How time flies by when you’re having fun. Still remember the day my GSoC proposal was selected, like it was yesterday. Now, here we are at the end of the awesome journey.
So what exactly was my project about?
My project was titled “Better Tooling for Baloo”. So, exactly is Baloo? Baloo is a framework responsible for file indexing and search for KDE. It is capable of full text indexing and blazing fast queries, while having a small foot print. My project involved writting and improving introspection and control tools for Baloo.
This invlolved improving balooctl the already existing commmand line tools to control baloo. I ended up adding various options to it:
- balooctl status now shows size of the index and state of the indexer i.e. what baloo is upto right now.
- Add option balooctl status [file..] which tells if a file is indexed or not and if it is not indexed, is it scheduled to be indexed. This option will be useful to debug cases in which user cannot find a specific file.
- Add option balooctl monitor which prints out filepaths as they are being indexed. Useful for users which want to know what baloo is doing right now.
- Add option balooctl index [file..] which indexes the specified files. Useful for indexing specific files manually for eg. in case they might be in an excluded directory.
Now comes the major part of the project baloo-monitor, I will explain the it’s various features and challenges I faced while implementing them below.
As can be seen from the screenshot, the application shows the user baloo’s current state, file being indexed, total progress and estimated remaining time and a button to suspend/resume indexing.
There were loads of challenges I had to face to get there. The first one being the baloo_file_extractor’s behaviour which I mentioned in my first post. Once that was refactored, I had to deal with the internal queue based architecture which was pretty complex and didn’t work well for introspection. So the next step was to come up with a new architecture which I failed miserably with and finally realizing how hard it is to design software. Then with loads of help of my mentor, a better architecture was thought of which is what baloo uses now and works quite well for introspection.
Following this it was a matter of figuring out how Inter-process communication works via D-Bus and writting the required code for the monitor, which as easy as it sounds now, was pretty hard for me to get working back then.
Predicting the future is hard. Why do I mention it? I had to come up with an estimated remaining time algorithm for the monitor. The only information available to calculate that without insane amount of overhead was time taken to index past files and files left. Therefore predicting the future. The problem with this is time taken to index different types of files varies wildly for instance if we’re indexing a complete e-book thingy vs a simple mp3 file, the former can take more than triple the amount of time.
I tried the simplest approach to begin with, simply average the time taken to index a single batch till now and multiply it with the number of batches. (we index file in batches). That didn’t work out quite well, because we could have a situation where the bathes in the beginning were super quick which would drive down the average and the we encounter batches of text heavy files which would slow down the indexing but wouldn’t have enough impact on the average time.

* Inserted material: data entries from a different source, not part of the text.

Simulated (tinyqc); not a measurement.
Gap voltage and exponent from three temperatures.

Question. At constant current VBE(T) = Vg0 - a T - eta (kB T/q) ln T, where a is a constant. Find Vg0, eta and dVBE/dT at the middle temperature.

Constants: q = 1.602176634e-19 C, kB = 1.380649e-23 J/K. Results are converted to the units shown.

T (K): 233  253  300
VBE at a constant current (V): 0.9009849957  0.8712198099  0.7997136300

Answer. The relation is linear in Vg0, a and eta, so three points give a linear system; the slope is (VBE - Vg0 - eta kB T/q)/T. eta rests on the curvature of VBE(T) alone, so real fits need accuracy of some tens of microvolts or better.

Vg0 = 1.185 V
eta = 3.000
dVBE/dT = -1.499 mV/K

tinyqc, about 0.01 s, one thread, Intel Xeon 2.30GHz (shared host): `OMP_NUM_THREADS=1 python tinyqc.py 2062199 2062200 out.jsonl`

The approach I finally used was to keep track of the time taken to index 5 most recent batches of files and use that to calculate a weighted average giving the most recent batch the highest weight. This approach works better than the simple approach as recent batches have a higher impact on average time but can jump around quite a bit. Still this is the approach I currently use, maybe in the future I may come up with a better one.
The road ahead
We’ve decided that baloo-monitor belongs in KInfoCenter and I am in the process of making a KCM for it. All in all this was an amazing experience and the three months that I’ve learnt the most about various fields of Software Development, from design to implementation. I am going to continue working with KDE for the foreseeable future :).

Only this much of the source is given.